Reading the data

This site turns a stack of government web pages into numbers and colours: similarity scores, originality figures, a reuse heat-map, and a record of which statement we saw a passage in first. This page explains what each one means, and what it does not claim.

When the record starts

Continuous tracking opens on 11 Nov 2025, the day the Australian Public Service launched its AI Plan. Ben Swift began the tracker from the audience that afternoon, opening a laptop to archive the agencies’ statements as the announcement was still being made. That is why the record starts exactly when it does.

The Policy for the responsible use of AI in government has required these statements since February 2025. Their first nine months, the period when agencies drew their wording from one another, fell before the tracker was watching. Everything that already existed enters the record together on day one, marked “first tracked” rather than “published”. We cannot know what those statements looked like before we first saw them. This is the single biggest limit on everything below.

Shared passages and the reuse heat-map

Agencies reuse one another’s wording heavily. On each statement page, every passage is tinted by how widely the same words appear across all the statements we track:

uncoloured: unique to that statement;
a few: shared with two or three other agencies;
several: shared with four to nine;
many: shared with ten to twenty-four;
most: shared with twenty-five or more.

Wording lifted straight from the Policy is always tinted at least lightly. A passage that also appears in the Digital Transformation Agency’s own statement is marked in DTA template, because the DTA publishes the wording most other agencies start from.

First observed in our corpus

For every shared passage we also record which tracked statement showed it earliest, and the order in which the others picked it up. Each passage falls into one of three tiers, by how much weight that ordering can bear:

added during tracking (81): we watched the first agency add the passage well after the record opened, with others following later. The strongest signal.
present at the start (53): the first agency already had the passage when tracking began, and others adopted it later. We can order the latecomers, but not that first agency’s own source.
tied (41): several agencies share the earliest date, usually because they were all present on day one, so we make no claim about order.

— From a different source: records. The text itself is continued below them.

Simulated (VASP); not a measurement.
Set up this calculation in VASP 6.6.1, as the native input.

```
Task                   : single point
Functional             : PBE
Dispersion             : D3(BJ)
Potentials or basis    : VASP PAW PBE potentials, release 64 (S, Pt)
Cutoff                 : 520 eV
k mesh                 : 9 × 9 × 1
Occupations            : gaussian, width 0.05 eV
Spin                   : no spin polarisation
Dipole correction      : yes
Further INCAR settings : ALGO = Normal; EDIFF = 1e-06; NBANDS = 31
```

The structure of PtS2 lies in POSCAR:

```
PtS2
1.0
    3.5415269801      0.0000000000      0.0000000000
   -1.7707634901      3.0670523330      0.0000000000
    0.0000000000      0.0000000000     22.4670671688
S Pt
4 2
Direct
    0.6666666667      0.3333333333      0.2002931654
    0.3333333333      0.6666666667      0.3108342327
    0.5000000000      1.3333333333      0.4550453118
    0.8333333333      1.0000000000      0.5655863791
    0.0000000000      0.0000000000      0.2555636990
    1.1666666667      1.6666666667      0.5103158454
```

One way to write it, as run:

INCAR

Read this as first observed by us, never as proof of who wrote it first. A passage two agencies both carried on day one cannot be ordered at all, and even a clean ordering only says who we saw with it first. The real source could be an agency we don’t track, an internal draft circulated off the web, or the DTA template itself.

Originality scores

A statement’s originality score is the share of its text, by length, that is neither shared with other agencies nor drawn from the template. A statement at 80% is mostly in its own words; one at 20% is mostly shared or templated language. The leaderboard and the agency grid colour each statement on this scale, from borrowed to bespoke.

The DTA scores low by design: it publishes the template, so almost everything it says is, by definition, shared. We label it the template source rather than reading its low score as a lack of effort.

Similarity

Similarity is a different measurement from reuse. Reuse is literal: the same words, matched exactly. Similarity is about meaning. Each statement becomes a numeric fingerprint, an embedding, set beside every other one. Two statements can then read as similar even when they share no identical passages, simply because they cover the same ground. The similarity map and the “reads most like” lists use this measure. Scores run from 0 to 1, where closer to 1 means more alike.

The fine print

The About page covers how all of this is computed: how spurious scrape churn is collapsed out, the exact passage-matching rules, and the embedding model. It also sets out the limits of the scraping itself.